By Jessica Gregory
Maybe you’re a student, already exhausted from numerous online lessons and the unlimited messages from your teachers and classmates. Perhaps, you’re a parent, dreading the thought of coping with at least another half-term of your children coming up to you, begging you to help them with their chemistry, even though you know before they ask that you just won’t be able to help them. Possibly, you fit into neither of these categories, and you’re finding working from home an absolute pleasure, finding that time is passing much quicker than it ever would if you were at school.
However, for many people, it can be tiresome and pain-staking, knowing there’s going to be another day to come of having to ask your parents for help, or even being asked.
Sometimes, a few useful tips are all that’s needed to boost you, or your children in the right direction.
Firstly, everyone knows that taking breaks while studying is a good way to optimise your learning, but you do have to be careful what you do in these times. Fastweb.com suggests that this is certainly not an invite to jump onto the internet or eat a bunch of junk food.
To make your studying more efficient, your breaks must also be used efficiently. They go on to give several examples of what can be done to use your breaks efficiently. For example, while studying, it can be so easy to let your desk become cluttered, making it increasingly difficult to find your pen amidst the chaos of scrunched up paper, a thousand and one exercise books, and a laptop taking up most of your space. Therefore, a good way to spend your break is to have a quick tidy up, allowing you to have the space to concentrate properly during your lessons.

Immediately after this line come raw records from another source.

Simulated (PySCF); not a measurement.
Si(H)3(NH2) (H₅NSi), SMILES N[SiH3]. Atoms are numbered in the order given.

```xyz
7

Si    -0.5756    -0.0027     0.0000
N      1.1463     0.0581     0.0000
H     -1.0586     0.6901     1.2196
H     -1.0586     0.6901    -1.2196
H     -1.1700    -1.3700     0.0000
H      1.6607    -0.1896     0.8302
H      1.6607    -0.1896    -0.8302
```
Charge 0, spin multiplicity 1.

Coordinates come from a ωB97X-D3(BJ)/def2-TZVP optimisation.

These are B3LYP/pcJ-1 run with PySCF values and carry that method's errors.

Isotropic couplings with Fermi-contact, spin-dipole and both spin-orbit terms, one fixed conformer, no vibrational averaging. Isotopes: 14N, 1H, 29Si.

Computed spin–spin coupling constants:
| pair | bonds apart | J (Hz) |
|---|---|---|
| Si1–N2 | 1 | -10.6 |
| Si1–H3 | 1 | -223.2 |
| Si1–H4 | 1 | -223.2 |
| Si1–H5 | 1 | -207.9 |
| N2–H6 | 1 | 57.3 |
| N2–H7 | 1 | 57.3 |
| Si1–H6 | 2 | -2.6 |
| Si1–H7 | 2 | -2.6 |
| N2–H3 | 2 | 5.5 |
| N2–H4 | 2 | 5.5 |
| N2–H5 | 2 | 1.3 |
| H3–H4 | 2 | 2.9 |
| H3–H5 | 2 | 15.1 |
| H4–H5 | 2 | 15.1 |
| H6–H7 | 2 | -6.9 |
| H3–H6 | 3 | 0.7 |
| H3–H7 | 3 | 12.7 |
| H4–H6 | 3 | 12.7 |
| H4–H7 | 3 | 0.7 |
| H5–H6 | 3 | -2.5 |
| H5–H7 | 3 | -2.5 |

Furthermore, exercise is a well-known way of helping you to re-energise, even if this is as little as walking. Think about how, when you’re at school, you walk between your lessons and get the opportunity to stretch your legs. Even if you don’t plan on leaving the house and going for a long run, I’d still recommend leaving your screen for several minutes just to allow your eyes to rest, and a chance to just stretch. Your body is probably going to be tense from studying, so stretching can help to release all that tension.
One of the noticeable differences between lockdown and physically being at school, is that there isn’t as much structure to lessons- you may start at varying times, work longer than necessary, etcetera. However, this could be a good way of keeping focussed at home.
Working within the time frames you normally do could help you to keep a clear-cut guidance of how long you should be spending on your work, and possibly keep you motivated until the end of your lesson time, rather than allowing the work to drag on and on.
Contrastingly, though, if students want to study in their own time, and they have a productive and- most importantly- sensible way of doing this, it should be fine. As long as they are getting the work done, without being too stressed or postponing it to the next day, there should be no reason why this is a worry. Getting work done ahead of time will allow them to stay on top of deadlines, which could in turn allow them to be less stressed about their schoolwork.
Moreover, a key part of lockdown life is trying to stay motivated. The fact is, when we’re at school, we have our friends and classmates surrounding us, so people we can talk to at lunch, or even to help us with the work. But with the technology we have these days, there’s no reason why you shouldn’t be able to connect with your friends. Just speaking with your friends, knowing that someone else is in the same boat as you, and talking just as you would at school could encourage you to stay motivated.
Another method of staying motivated is to make your learning fun. Obviously, our lessonsare pre-set, so can’t be altered in fun and exciting ways; however, listening to music at school was always a privilege, with everyone dashing to their blazers and rucksacks the second the teacher said ‘yes’. When you listen to music, you release the dopamine- this encourages feelings of excitement and happiness. Studies show that people are better at solving problems when they’re in a happy mood, as opposed to a neutral or negative mood.
Additionally, relaxing music can help students deal with stress and anxiety. As a result of this, they’ll be able to study more efficiently. This can be seen as a double benefit, because falling behind could be a fear during lockdown, and so being able to study better could help students to feel more confident in their exams. More information on listening to music can be found on studyinternational.com.
Here are only a few ways of helping you or your children to succeed with their studies.
Obviously, there are many helpful websites and videos out there that can be used for specific subject help, such as Freesciencelessons, which covers all GCSE science papers, and Corbett Maths and Maths Genie to help with maths studies. Hopefully, this will be able to help you and your family during this next half-term. Even if not, please remember that you can always ask your school for help, as they want you to succeed as much as you do.
They’ll also probably be able to recommend good study guides and offer great advice,
considering how long they’ve been in that role.
Good luck with your lessons, and stay safe.